Back to Spain, I think during the Napoleonic wars the guerilla went after collaborators by preference.

My great grand dad, or maybe it was my grand dad, immigrated to the US in the 1870's from the Alsace. He spoke French, but got conscripted into the German army (was it Prussia at that time?). The family sent all of their sons to the US.

I suppose it makes a difference whether the enemy is a new boss, same as the old boss, or has a radically different vision of how society should be organized. Hegel proclaimed that history had ended on a Tuesday afternoon in October at Jena, when Napoleon, representing the ideals of liberalism, defeated the Prussian nobles, representing the traditional nobility. The Nazis and Fascists proposed to start history up again with a vision of society in which it would be "All within the state, nothing outside the state, nothing against the state."

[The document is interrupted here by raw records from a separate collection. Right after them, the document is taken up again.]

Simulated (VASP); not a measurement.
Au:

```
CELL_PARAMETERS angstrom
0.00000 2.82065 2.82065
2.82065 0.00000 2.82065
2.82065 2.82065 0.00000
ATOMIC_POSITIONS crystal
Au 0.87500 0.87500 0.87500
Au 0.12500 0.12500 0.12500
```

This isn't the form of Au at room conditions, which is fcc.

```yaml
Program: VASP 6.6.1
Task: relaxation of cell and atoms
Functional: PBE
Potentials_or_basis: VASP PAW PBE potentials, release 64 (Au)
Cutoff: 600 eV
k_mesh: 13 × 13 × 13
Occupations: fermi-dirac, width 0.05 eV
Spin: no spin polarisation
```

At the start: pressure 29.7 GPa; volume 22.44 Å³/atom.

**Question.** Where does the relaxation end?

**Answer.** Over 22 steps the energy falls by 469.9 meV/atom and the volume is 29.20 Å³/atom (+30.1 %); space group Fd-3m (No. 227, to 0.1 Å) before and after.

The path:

That's a difference akin to the sort of thing that happened during the Protestant reformation, when people were killed because of their religion (see Huguenots.)Liberalism advocated freedom of speech and religion, fascism condemned and persecuted these activities.

This was not merely collaboration with a nobleman who had a claim to a throne that he wished to press by force of arms against another nobleman with a competing claim and exactly the same objectives. It was collaboration with an attempt to end an entire way of life.

The efforts of the Allies to get those who "collaborated" with the Japanese in Southeast Asia treated as severely as their European counterparts were generally faltered, over the widespread Southeast Asian view that you did what you did under occupation because you had to, and war was just like that, not a matter of Good [Allies] vs. Evil [Axis].

The prosecution of collaborators got farthest in the Philippines, but even there it crumbled away before any major figures were convicted. Elements in the US (trying to uphold the Japanese as potential allies in the Cold War) abetted in this, undercutting America's own crusade, but most Filipinos themselves were inclined to be forgiving even of egregious collaboration. After all, they had been forced to collaborate with nearly four centuries of Spanish and American colonialism!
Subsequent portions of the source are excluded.